David battled with impossibilities just like us. I like his humanity. He was shockingly real—a man who was desperate, dependent, and cried out to God on a regular basis. He didn’t have life together as we may think of some superstar Christians. He didn’t want to be big in man’s eyes, but big in God’s. David’s struggles are for all of us to see. They were very real, vivid struggles. God is letting us in on his secret life. He is teaching us what true greatness is, because unfortunately there is still a lack of depth among Christians today.
David Was Devoted in Obscurity
“But the Lord said to Samuel, ‘Do not consider his appearance or his height, for I have rejected him. The Lord does not look at the things man looks at. Man looks at the outward appearance, but the Lord looks at the heart'” (1 Samuel 16:7).
David lived during the time of the Judges. Samuel, the prophet, was old and the people were not satisfied with God’s method of leading a nation. The Israelites wanted a king. Other nations had kings, and they wanted to be like them. They rejected God’s ways, and Saul was their choice. After all, he was physically attractive, strong-willed, and had many external qualities (1 Samuel 13:14).
But God’s choice was different. He did not look at talents, gifts, and personality. He looked at internal qualities of the heart.
When the time came for choosing a king, 7 sons passed before Samuel. But God did not choose these. The youngest son, David, was tending sheep. He wasn’t plotting about how to become king or complaining about his mundane job or envying his brothers. David was worshipping God out in the fields and shepherding his sheep. This time in his life was very significant.

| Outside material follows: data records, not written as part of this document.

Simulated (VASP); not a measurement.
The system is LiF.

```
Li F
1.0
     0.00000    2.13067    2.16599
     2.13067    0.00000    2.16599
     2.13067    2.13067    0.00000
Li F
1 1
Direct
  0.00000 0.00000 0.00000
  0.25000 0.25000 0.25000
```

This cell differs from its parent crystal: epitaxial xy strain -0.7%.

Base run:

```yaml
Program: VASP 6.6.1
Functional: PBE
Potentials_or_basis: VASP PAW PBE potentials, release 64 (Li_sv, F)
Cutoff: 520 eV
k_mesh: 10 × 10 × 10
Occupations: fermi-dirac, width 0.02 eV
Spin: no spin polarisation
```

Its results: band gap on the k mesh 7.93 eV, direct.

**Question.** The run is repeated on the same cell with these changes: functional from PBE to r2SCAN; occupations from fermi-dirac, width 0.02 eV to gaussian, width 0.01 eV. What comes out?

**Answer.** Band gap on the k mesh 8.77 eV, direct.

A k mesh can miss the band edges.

Perhaps we can think that David’s job was boring, unimportant, worthless, and very lonely. It even seemed in the natural as if he was left out of God’s big picture altogether. But God often tests us with the boring and the mundane. When He develops inner qualities, He is never in a hurry. It is in the little things that we prove ourselves capable of big things. They are actually the behind-the-scenes tests of integrity. We may think, “I am in the wrong place, I have talent, I should be a leader or doing something important!”
But God sees and he is looking at our heart. He knew all along how He was going to use David. He was very pleased with David’s performance, his worshipping heart and care for his sheep, his integrity and obedience. Above all else, He was pleased with David’s devoted heart. And He chose David as King. We read in 1 Samuel 13:14, “The Lord has sought out a man after his own heart and appointed him leader of his people.”
Every single day was purposeful in God’s eyes.
David—the very least and the youngest in his father’s estimation—was great in God’s eyes. He was God’s choice man. He was anointed first in private before his public anointing. At the perfect time “the Spirit of God came mightily on him” (1 Samuel 16:13). What God did in and through David was the outcome of his private life of devotion. He had a prepared heart that was fixed on God. His life was devoted to seeking God in prayer and worship. God was David’s greatest reality.
Remember the life of David the next time you are tempted to be discouraged in the ordinary. David—who was obscure, unseen, and unapplauded by the crowd—was big in God’s eyes. Perhaps David wrestled with insignificance and routine in his harder moments. He may have combated negative feelings and attacks from the enemy in his thought life. But he passed the test of routine and obscurity, and was faithful in his devotion to God.
David had a Heart After God
“Hear my voice when I call, O Lord; be merciful to me and answer me. My heart says of you, ‘Seek his face!’ Your face, Lord, I will seek” (Psalm 27:7-8).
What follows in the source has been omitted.